Yimara is a Q grader and a Q Processing Instructor. Her success story in coffee, told in her own words, is intertwined with Coffee...Read the Whole News & Articles Post
Why did you want to become a Q Arabica Instructor?
I really like sharing information and skills. I find it really rewarding to see people “get it” I have taught for the last 20 years initially teaching the drums to kids anywhere from 6 y.o. in primary through to tertiary lessons for a university. It was a natural progression that I would start teaching coffee skills.
What excites you about the Q Program?
I find the idea of creating and sharing a common language of tasting coffee a very rewarding experience. Being part of an international community of highly skilled coffee professionals sharing our skills with the future coffee professionals is exciting.

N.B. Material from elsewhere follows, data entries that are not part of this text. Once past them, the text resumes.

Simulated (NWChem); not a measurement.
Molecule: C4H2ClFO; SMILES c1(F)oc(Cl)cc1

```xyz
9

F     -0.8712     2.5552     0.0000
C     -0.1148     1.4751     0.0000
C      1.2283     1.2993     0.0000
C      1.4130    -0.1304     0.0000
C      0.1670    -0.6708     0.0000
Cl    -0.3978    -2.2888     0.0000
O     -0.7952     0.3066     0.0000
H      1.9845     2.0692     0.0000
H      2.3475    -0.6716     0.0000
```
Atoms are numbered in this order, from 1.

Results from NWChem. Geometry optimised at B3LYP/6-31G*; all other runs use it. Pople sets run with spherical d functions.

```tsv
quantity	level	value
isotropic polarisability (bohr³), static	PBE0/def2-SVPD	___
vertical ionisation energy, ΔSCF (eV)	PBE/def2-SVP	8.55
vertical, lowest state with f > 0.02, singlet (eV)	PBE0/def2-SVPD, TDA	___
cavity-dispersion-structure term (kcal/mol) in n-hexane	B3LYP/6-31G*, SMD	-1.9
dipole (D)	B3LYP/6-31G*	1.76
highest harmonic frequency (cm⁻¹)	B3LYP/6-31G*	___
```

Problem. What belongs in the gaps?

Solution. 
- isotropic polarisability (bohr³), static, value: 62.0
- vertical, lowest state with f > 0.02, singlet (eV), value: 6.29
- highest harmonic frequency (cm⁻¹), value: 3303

What do you think is the biggest challenge specialty coffee will face in the next 10 years?
I think there are two big challenges ahead. The first is climate change and its impact on farming coffee. The second is educating the general coffee consumer of the value of specialty coffee and as such the ability to charge a price that allows us to fairly reward farmers for producing excellent coffee.
What’s your coffee story (i.e. what brought you to the industry)?
I started out in coffee late in life having spent the first 30 odd years of my life training and performing as a musician, in fact coffee was never really on the radar, but on reflection coffee had always been a pretty big part of my day to day experience.
I was exposed to coffee on a school art camp around age 13, consuming way too much filter coffee from the plunger at dinner each evening. Coffee consumption followed on from that point from a functional experience. I had a couple of musician mates that I used to play with frequently and all of us used to coffee nerd out on making and tasting coffee during our rehearsals together. Coffee and music goes together well as the very late nights and travel of a performer followed by mid-morning rehearsals required some kick starting of the brain. Coffee was the perfect medium.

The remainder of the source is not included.